Serial dramas aired on Pakistani television have gone a little too far in making grave attempts of suicide look very trivial. Instead, TV dramas depict such actions as an ultimate test and the purest expression of love.
Suicide is a public health issue recognized globally. The act of taking one’s own life is taken very seriously and opposed on every level worldwide. According to the World Health Organization (WHO), in Pakistan alone, 20 to 25 people of different age groups commit suicide every day, with the annual suicide rate crossing 13,000.
That being said, our national television shows seem to have taken an incredibly serious problem way too lightly by releasing shows in which characters seem so casual in wanting to finish their lives to either prove the passion of their love for someone, for seeking attention, or for using it as a strategy of pressurizing their family members to surrender to their requests.
Instead of calling attention to the disastrous consequences of suicide, or highlighting the impacts of avoiding someone’s mental health problems that might result in a person hurting themselves later and eventually taking their lives, these shows have misled suicidal threats in grievously outrageous ways.

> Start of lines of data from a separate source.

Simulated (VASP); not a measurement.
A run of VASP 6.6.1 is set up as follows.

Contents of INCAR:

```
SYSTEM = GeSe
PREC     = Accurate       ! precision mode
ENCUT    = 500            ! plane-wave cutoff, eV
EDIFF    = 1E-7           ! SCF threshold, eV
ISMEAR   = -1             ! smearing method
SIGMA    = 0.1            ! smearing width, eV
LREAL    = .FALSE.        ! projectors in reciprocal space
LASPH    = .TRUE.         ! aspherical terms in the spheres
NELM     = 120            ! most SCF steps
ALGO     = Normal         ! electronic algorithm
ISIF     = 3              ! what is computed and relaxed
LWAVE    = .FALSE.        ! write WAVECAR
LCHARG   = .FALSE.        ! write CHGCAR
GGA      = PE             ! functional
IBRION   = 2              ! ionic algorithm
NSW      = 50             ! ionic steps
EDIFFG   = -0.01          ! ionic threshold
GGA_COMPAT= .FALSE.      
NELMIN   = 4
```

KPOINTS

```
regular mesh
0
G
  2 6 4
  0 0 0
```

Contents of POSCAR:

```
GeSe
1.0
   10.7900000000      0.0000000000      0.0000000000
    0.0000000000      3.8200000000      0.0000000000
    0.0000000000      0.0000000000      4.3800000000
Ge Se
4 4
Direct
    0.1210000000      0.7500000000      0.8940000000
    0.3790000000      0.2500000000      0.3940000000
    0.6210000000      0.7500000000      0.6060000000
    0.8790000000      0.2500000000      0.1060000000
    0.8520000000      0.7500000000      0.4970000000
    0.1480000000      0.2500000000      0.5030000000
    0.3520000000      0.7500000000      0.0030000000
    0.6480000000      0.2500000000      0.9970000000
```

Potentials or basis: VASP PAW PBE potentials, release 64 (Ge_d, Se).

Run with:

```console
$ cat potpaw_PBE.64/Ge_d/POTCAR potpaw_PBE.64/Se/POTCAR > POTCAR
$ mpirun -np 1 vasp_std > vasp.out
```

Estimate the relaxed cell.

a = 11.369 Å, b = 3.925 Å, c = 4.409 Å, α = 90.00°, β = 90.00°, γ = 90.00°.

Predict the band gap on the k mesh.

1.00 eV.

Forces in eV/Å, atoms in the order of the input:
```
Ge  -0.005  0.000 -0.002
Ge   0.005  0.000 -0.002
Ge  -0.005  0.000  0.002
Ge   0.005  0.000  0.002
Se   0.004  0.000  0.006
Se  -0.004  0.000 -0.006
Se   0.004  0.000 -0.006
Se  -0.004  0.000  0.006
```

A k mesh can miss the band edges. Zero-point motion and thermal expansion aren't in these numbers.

One example of such a TV drama that has romanticized, glorified, and trivialized something as horrible as suicide is the recently aired serial “Mohabbat Tujhe Alvida.” The dialogues encircling the entire script were extremely offensive. Shahaan (played by Zahid Khan) decides to marry his boss Shafaq (played by Mansha Pasha) after she attempts to take her own life on Shahaan’s denial of marriage. Her grave act is portrayed as an act of pure passion, “Junoon,” eventually leading to their marriage. However, one suicide attempt wasn’t enough for the drama creators and thus they displayed another character as Shahaan’s wife, Ulfat (played by Sonya Hussain), who tries drowning herself in a water tub and consumes sleeping pills to win back her husband’s affection, which she eventually does.
The currently trending family drama “Aulad,” also known to be based on a script filled with heart-wrenching true emotions is, unfortunately, another example of a misinterpreting show where young adults are shown using suicide as their only weapon to make their adults surrender to their demands no matter how serious the demands are. Though the drama began with a constructive reminder of how parents endure the pain if their children alienate and disrespect them, the story has certainly taken a more objectionable turn and is heading towards a completely aberrant path. When Bilal (played by Nabeel Zuberi) tries severely hurting himself because his parents shun him after he claims to transfer their entire wealth to his love interest, the parents succumb to his pressure strategy and Bilal wins the debate. So what exemplary message is the show conveying?
Is suicide the only solution to hardships and the way out of miseries? In the drama “Log Kiya Kahengay,” Haseeb (played by Aijaz Aslam) is the father of two kids and the sole breadwinner of the entire household in times when his life has taken a turn towards financial instability. The character takes his life leaving his two kids and wife behind as he couldn’t find an alternative way to handle his bankruptcy.
When will scripts that are seen by thousands of people including kids and teenagers stop taking the severity of suicide lightly and disguising it as a glorious act? Not only this is a deplorable and worrying subject, the false and groundless idolization of deliberately harming one’s self on unrestricted television shows is having an opposite influence on the minds of the audiences.
If smoking on popular screens comes bundled with a disclaimer running at the bottom or side of the screen, why can not suicide come with a trigger warning?
Popular shows that run on television and are seen by thousands of eyes around the world hold the unbeatable power to raise mental health awareness and portray a romantic and healthy association and alternatively demonstrate broken lovers who show their sorrow healing from unshared love differently. This would be a much more facilitative way of projecting strong-willed characters narrowing the damage from their loss in progressive and productive ways. Even scripts that revolve around families can be written in a better manner whilst eliminating tropes like pressure strategies disagreements encircling a marriage issue or a fight for caste or household honor.
Suicidal attempts should not be portrayed as the only way out from tough dilemmas of life, especially when the same script and drama actions can help many counter grievous life issues faced in reality.